I share this to in no way make an argument for the moral justification of the Spanish conquests on Native Americans. War is tragic, no matter who is involved.
The main point I took from this time at the beach wasn’t about the conquests at all.
I was fascinated with Jared Diamonds ability to invert his thinking
It would be easy to fall into first conclusion bias by concluding guns or horses were the leading factor in conquest, when really it was the spread of germs which wiped out an empire.
The ability to scope out and look at a problem from many different disciplines (military, science, business, agriculture, etc.) is an important element of critical thinking.
Instead of Jared Diamond just asking how did Spain conquer the Inca’s, he asks why were the Inca’s unable to board ships and take Spain?
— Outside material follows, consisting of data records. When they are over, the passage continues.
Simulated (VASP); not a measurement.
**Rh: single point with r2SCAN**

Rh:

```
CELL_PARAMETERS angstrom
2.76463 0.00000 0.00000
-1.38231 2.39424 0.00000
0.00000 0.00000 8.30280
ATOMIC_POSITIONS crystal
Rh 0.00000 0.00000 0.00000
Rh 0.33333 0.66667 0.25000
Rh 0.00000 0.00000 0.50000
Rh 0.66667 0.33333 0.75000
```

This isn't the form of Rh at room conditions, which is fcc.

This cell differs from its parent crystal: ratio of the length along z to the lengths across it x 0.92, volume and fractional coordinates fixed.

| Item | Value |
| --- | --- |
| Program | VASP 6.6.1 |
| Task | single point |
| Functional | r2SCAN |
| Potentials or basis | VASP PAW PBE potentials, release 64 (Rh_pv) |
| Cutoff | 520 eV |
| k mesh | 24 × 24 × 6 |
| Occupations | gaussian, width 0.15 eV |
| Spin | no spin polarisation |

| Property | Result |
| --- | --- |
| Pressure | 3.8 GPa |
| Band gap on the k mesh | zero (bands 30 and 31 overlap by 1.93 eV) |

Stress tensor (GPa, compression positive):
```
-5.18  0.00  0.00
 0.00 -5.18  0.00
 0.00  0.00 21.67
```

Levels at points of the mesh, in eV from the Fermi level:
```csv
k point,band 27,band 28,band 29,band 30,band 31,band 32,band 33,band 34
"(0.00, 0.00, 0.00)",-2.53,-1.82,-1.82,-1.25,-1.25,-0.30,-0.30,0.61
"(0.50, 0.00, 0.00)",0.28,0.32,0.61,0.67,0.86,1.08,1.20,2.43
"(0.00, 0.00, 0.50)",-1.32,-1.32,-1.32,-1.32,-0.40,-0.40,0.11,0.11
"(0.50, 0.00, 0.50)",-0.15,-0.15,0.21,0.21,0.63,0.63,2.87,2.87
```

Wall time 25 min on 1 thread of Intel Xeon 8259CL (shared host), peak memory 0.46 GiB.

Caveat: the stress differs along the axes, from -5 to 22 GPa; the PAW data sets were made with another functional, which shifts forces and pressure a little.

Well, that answer is much easier. They didn’t have ships to make it across the Atlantic. They didn’t have resources to provide food for long expeditions. They didn’t have the weapons to compete once they landed on shore.
Oh… most importantly, they had absolutely no way of even knowing Spain and Europe existed. They weren’t able to write and read to learn the history of conquests that Pizzaro had studied in his youth.
Inverted thinking is also what C.S. Lewis tries to accomplish in The Screwtape Letters. Although we have received direction on Jesus’ teaching, inverting our thinking would ask, I know how to live for Jesus, but what would a life look like living apart from Jesus? The Screwtape Letters is a great allegory in the pitfalls of our battle with forces of evil which are seeking to steal kill and destroy (1 Peter 5:8).
By understanding the tactics of our enemy, we are able to see Jesus’ teaching in a new light.
What projects or problems can we try to think clearer on by inverting?
Thank you for reading, I hope you have a restful Sunday and a great week.